AWS • Terraform • ECS • CI/CD
Automated Blue-Green Deployment Platform on AWS ECS
Designed and implemented a production-style deployment platform using AWS ECS Fargate, Terraform, GitLab CI/CD, and Application Load Balancers to achieve zero-downtime releases with instant rollback capability.
< 1s
Deployment Downtime
< 2s
Rollback Time
0 changes
Terraform Drift
Blue-Green
Deployment Strategy
The Problem
Traditional rolling deployments temporarily reduce service availability and complicate rollback procedures.
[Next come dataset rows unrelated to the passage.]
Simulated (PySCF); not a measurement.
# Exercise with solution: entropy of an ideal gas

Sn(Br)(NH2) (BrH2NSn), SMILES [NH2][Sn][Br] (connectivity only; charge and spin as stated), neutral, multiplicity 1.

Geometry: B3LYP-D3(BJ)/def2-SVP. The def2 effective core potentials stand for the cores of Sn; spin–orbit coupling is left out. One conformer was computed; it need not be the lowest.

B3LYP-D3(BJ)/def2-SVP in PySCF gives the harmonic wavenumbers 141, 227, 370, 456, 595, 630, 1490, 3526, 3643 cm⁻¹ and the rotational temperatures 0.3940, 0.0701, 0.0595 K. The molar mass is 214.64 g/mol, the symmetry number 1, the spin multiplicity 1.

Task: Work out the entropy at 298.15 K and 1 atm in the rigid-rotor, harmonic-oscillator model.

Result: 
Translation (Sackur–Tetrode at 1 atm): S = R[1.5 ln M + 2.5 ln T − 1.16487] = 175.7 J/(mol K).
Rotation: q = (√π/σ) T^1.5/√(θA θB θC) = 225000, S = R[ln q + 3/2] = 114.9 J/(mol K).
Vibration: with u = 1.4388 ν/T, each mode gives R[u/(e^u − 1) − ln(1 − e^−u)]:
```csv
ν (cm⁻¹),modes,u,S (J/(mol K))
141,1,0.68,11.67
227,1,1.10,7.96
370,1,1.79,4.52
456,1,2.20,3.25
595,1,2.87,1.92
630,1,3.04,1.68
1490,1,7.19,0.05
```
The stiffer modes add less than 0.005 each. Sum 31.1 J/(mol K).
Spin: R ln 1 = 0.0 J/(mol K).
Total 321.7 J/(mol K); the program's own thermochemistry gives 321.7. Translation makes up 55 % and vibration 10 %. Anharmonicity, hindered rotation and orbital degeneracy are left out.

Most Terraform implementations also tightly couple service configuration with infrastructure code, making onboarding slower and increasing operational complexity.
I wanted to build a deployment system that could:
- Achieve near zero-downtime deployments
- Enable instant rollback
- Scale across multiple services
- Avoid Terraform code changes for new services
- Support production-style CI/CD workflows
Architecture
GitLab CI/CD
↓
Terraform Apply
↓
AWS ECS Fargate
↓
Blue ECS Service ─────┐
│
├── Application Load Balancer
│
Green ECS Service ────┘
↓
Traffic Switching via ALB Listener UpdatesBoth blue and green environments run simultaneously. Traffic switching occurs by modifying ALB listener rules, enabling near-instant cutovers and rollbacks.
Key Engineering Decisions
JSON-Driven Infrastructure
Terraform dynamically reads service definitions from JSON files using fileset() and jsondecode(), enabling zero-code onboarding of new services.
Stable Terraform Graph
Autoscaling resources use color-stable keys to avoid unintended Terraform recreations during traffic switches.
Native S3 State Locking
Terraform 1.10 S3 native locking removed DynamoDB dependencies and simplified infrastructure bootstrapping.
ALB-Based Traffic Switching
Traffic cutover is handled using AWS CLI listener updates triggered from Terraform null_resource provisioners.
CI/CD Automation
The deployment pipeline was implemented using GitLab CI/CD with dynamic child pipelines and Python automation scripts.
- Automatic ECR repository provisioning
- Configuration synchronization before Terraform apply
- Dynamic child pipeline generation
- Per-service deployment isolation
- Automated traffic switching workflows
Validation & Results
Multiple deployment cycles were tested successfully, including production cutovers and rollback scenarios.
- Traffic cutover completed in under one second
- Rollback completed in under two seconds
- Terraform re-applies produced zero infrastructure drift
- CPU-based autoscaling validated under synthetic load
- CloudWatch logging verified across deployment cycles